Mikesell is leading the charge on the frozen well, which started showing problems in September.

“It was slowing down. Its production level was slowing down. Then 9-28 that was it. There was hardly any water coming out at all,” said Mikesell.

Mikesell first thought the well had collapsed. The structure’s pipe was installed in the 1960s and has been sitting in earth rich in iron, which corrodes metal.

“We put some heat down there with some heat tape and melted, and it started going down,” said Mikesell. “I’m going, sand doesn’t do that; solid ground doesn’t do that.”

Then he discovered something he ha never seen before, never even heard of before.

“We’ve come to find out, it is frozen,” said Mikesell.

Mikesell and his crew have been melting a tube of ice inside the well casing for about a week. So far, they have thawed 30 feet of ice.

“It was eight feet one day. It was three feet another day. It was five feet another day,” said Mikesell.

The ice initially started about 100 feet below ground. Mikesell said the deeper they go, the slower the ice melts.

“I had hoped, hope upon hope, that we would have already have been through it. But we’re not. I have no idea how deep this plug can go,” said Mikesell.
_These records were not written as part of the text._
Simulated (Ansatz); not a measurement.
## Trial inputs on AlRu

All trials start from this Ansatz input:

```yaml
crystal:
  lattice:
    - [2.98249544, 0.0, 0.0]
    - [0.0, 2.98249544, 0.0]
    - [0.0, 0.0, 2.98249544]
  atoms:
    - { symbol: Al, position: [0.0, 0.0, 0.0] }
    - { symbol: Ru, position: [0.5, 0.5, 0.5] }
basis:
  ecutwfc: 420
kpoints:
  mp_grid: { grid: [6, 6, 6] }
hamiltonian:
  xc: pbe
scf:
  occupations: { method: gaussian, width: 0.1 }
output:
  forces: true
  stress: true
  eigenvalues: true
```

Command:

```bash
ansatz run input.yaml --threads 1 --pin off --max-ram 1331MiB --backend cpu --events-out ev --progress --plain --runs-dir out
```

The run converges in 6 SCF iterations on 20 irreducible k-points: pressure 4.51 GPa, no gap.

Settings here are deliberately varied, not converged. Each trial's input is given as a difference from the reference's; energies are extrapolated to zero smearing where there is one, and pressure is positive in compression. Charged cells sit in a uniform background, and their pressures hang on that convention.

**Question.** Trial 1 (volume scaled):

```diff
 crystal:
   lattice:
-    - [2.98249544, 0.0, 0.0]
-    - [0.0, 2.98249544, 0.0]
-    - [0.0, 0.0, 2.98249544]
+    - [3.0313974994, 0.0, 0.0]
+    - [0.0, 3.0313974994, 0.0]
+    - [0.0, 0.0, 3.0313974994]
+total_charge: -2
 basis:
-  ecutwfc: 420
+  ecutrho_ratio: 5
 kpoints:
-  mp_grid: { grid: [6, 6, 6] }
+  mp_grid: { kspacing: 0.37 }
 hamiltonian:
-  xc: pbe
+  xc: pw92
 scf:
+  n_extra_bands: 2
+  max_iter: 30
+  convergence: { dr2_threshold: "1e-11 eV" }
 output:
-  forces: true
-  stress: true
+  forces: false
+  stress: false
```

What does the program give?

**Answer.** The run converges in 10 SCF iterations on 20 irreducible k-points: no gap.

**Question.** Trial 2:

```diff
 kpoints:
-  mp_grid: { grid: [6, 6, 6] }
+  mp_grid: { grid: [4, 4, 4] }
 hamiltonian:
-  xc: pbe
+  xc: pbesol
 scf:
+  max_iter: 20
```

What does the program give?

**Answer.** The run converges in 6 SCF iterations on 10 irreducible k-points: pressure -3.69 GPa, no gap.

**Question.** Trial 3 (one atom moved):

The well runs almost 450 feet.

The school district has ordered another heating device that is supposed to blast out the ice with hot water, hopefully.

“These are just kind of experiments in terror when it comes to this sort of thing,” said Mikesell.

While Mikesell and his crew work on the well, the school district is purchasing hauled water from the city, almost 7,000 gallons per day for about $500 a day.